We have a ST trendline resistance breakout working here as we watch to see if ES can push above the VST and ST range top at 2072.75. If that happens it would break the recent ST bearish pattern of shallow lower highs and lower lows.
The current upside run originated at the stop sweep/reversal play under 1990.75 that bottomed at 1983.25 on December 14th. There was an initial pullback to retest that stop sweep breakout level on December 18th (which also set up the current range top at 2072.75) and it has been a push higher to challenge, and now overcome, the trendline resistance drawn from the recent lower pivot high.
After today we have two more trading days left in 2015–and, interestingly, those will determine what the headlines say about the market gain (or loss) for the entire year! ES closed at 2020.25 (adjusted for continuous contract pricing) in 2014, so that is the year-end line in play.

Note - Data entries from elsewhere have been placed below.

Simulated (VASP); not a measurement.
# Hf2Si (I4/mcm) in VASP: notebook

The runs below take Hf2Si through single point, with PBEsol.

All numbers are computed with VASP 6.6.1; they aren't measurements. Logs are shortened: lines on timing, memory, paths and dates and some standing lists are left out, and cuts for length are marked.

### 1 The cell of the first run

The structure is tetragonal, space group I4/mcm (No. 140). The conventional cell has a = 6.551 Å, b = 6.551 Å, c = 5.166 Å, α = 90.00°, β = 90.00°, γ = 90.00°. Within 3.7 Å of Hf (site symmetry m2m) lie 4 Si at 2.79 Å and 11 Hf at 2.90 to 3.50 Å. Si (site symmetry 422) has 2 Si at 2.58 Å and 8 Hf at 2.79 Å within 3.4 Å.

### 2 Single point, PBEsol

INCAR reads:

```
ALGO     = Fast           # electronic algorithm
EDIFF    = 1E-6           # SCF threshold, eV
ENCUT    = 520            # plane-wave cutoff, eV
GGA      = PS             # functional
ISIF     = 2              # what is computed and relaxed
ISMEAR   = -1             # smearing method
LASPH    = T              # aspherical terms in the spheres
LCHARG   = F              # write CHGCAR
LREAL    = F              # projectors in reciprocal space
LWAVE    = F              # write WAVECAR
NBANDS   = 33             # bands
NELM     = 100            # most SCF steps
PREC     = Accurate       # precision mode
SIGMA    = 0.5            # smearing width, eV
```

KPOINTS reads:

The premium strangle maneuver that I pointed out going into OpEx is over now–so there is likely no reason for the pros to smack down any more upside breakout attempts. If I were pulling the levers, I think I might be tempted to blow through the bear stops at 2072.75 and then 2087.75 and slingshot toward the next IT resistance target at 2102.50 on that momentum. From there, new all-time highs above 2109.25 would be just around the corner–but first things first, and that means watching to see if the ST bearish trend of lower highs can be snapped with a push above 2072.75.
ES has been oscillating around the ST and IT primary trendiness (2004 and 2017.25) for months. With OpEx behind us–it could be time to finally move out of this boring range strangle–so head’s up here near 2072.75.